DU Partners With UC Berkeley for International Competition
Students from both schools work to build a home for the 2017 Solar Decathlon
For about two dozen students in DU’s Franklin L. Burns School of Real Estate and Construction Management, the summer will be spent directly applying what they have learned in the classroom in an unusual way. They will endure the hot weather as they construct a home that will compete in the U.S. Department of Energy’s Solar Decathlon competition.
“Being able to take our knowledge from the classroom and come out and actually build something feasible and physical, I think that’s where we actually connect the dots,” says Jack Ross, a graduate student in the Burns School. “It’s one thing to read it in a book, but to actually apply it on a job site that’s a school-sponsored project, it really takes the learning experience to the next level.”
Construction of the 800-square-foot house, which also includes an 800-square-foot deck, started earlier this month in a parking lot on the University of Denver campus. However, the design of the home started about two years ago on the University of California at Berkeley campus.
“We are really good at engineering a design, at coming up with innovative ideas. But DU has a special aspect of construction management experience that we don’t have at our school,” says Ruth McGee, a civil engineering student at UC Berkeley. “I think bringing in DU has been the best thing we have done.”

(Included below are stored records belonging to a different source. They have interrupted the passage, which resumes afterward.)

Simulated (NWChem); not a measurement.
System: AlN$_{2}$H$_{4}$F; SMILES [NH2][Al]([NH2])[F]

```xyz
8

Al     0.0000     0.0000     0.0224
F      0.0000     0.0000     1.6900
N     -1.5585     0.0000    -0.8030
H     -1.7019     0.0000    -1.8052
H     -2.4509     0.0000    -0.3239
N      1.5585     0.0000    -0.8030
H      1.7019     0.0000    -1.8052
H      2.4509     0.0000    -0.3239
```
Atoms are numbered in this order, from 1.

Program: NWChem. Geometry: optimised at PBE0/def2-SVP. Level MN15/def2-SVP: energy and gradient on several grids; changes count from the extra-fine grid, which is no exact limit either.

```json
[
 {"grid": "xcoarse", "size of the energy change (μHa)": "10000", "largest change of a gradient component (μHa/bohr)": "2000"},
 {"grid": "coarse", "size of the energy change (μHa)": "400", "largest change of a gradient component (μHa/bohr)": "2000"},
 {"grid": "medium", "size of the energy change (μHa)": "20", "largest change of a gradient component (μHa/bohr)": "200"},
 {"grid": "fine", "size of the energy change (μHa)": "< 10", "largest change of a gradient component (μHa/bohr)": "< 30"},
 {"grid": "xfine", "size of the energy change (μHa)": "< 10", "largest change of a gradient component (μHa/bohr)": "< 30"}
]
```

A team of students from UC Berkeley was accepted into the competition in 2015. They then worked with other students, faculty, professionals and the city of Richmond, Calif. — where the house will eventually end up — on the structure’s concept. While the students are constructing only a one-floor single-family home, it is designed to have two more homes stacked on top of it. The house also features moveable walls, so the unit can transform from a one-bedroom to a two-bedroom unit, depending on the needs of the occupants.